My question is just how to derive this equality?
$$\frac{d}{dt}\|A-X(t)\|^2=2\operatorname{tr}\big((X-A)\dot{X}\big)$$
where
In particular, how to obtain the matrices trace product term?
It seems there are three levels chain rule, one for square, one for norm and then $X(t)$
I just know the following: $$\nabla_x \|Ax-b\|^2=2A^T(Ax-b)$$
Let's use the $L^2$ norm as an example. Then, we have
$$\begin{align} ||A-X(t)||^2&=\sum_{i,j}|A_{ij}-X_{ij}(t)|^2\\\\ &=\sum_{i,j}(A^2_{ij}-2A_{ij}X_{ij}(t)+X^2_{ij}(t)) \end{align}$$
Differentiating $(1)$ we obtain
$$\begin{align} \frac{d}{dt}||A-X(t)||^2&=\sum_{i,j}(-2A_{ij}X'_{ij}(t)+2X_{ij}X_{ij}'(t))\\\\ &=2\sum_{ij}(X_{ij}(t)-A_{ij})X'_{ij}(t)\\\\ &=2\sum_{ij}(X_{ij}(t)-A_{ij})(X'_{ji})^T(t)\\\\ &=2\,\text{tr}\left((X(t)-A)X'(t)\right) \end{align}$$
as was to be shown!
Note: As elucidated in the comment by @mattos, the result can be obtained using inner product notatation. We could have begun by writing $||A-X(t)||^2=\langle A-X(t),A-X(t)\rangle$. Upon differentiating, we obtain $$\frac{d}{dt}||A-X(t)||^2=\langle X(t)-A,X'(t)\rangle +\langle X'(t),X(t)-A\rangle=2\text{tr}\left(A-X(t),X'(t)\right)$$as expected!

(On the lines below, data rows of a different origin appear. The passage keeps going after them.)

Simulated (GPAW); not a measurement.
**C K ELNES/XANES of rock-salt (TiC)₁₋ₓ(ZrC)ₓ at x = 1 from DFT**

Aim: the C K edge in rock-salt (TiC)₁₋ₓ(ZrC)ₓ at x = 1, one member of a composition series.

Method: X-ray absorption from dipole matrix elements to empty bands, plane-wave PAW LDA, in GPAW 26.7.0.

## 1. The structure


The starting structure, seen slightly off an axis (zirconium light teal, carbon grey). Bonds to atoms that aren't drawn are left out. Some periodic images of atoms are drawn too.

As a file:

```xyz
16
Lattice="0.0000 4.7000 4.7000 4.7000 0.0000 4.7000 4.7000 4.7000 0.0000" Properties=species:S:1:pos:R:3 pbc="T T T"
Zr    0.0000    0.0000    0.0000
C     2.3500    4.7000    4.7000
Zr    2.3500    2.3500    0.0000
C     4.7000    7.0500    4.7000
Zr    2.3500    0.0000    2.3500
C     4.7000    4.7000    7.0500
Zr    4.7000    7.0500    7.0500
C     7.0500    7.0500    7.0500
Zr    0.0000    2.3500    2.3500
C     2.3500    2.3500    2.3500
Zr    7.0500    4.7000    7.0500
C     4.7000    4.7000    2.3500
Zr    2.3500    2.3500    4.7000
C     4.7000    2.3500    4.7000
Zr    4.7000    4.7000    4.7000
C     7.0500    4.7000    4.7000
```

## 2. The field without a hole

For a moment, consider the case where $X,\dot{X},A\in{\mathbb R}^{m\times n}$
Then your assumed answer cannot possibly be correct since the product $$(X-A)\dot{X}$$ has incompatible dimensions.
Several posters have suggested working with the inner product (which I'll denote by a colon).
If you follow that suggestion you obtain
$$\eqalign{
f &= (X-A):(X-A) \cr\cr
df &= 2(X-A):dX \cr
&= 2(X-A):\dot{X} dt \cr\cr
\frac{df}{dt} &= 2(X-A):\dot{X} \cr
&= 2\operatorname{tr}\big((X-A)^T\dot{X}\big) \cr\cr
}$$
This result is correct for the rectangular $(m\times n)$ case and also when $(m=n)$.
If you're sure that your assumed answer is correct, then perhaps you forgot to mention that $X$ is symmetric?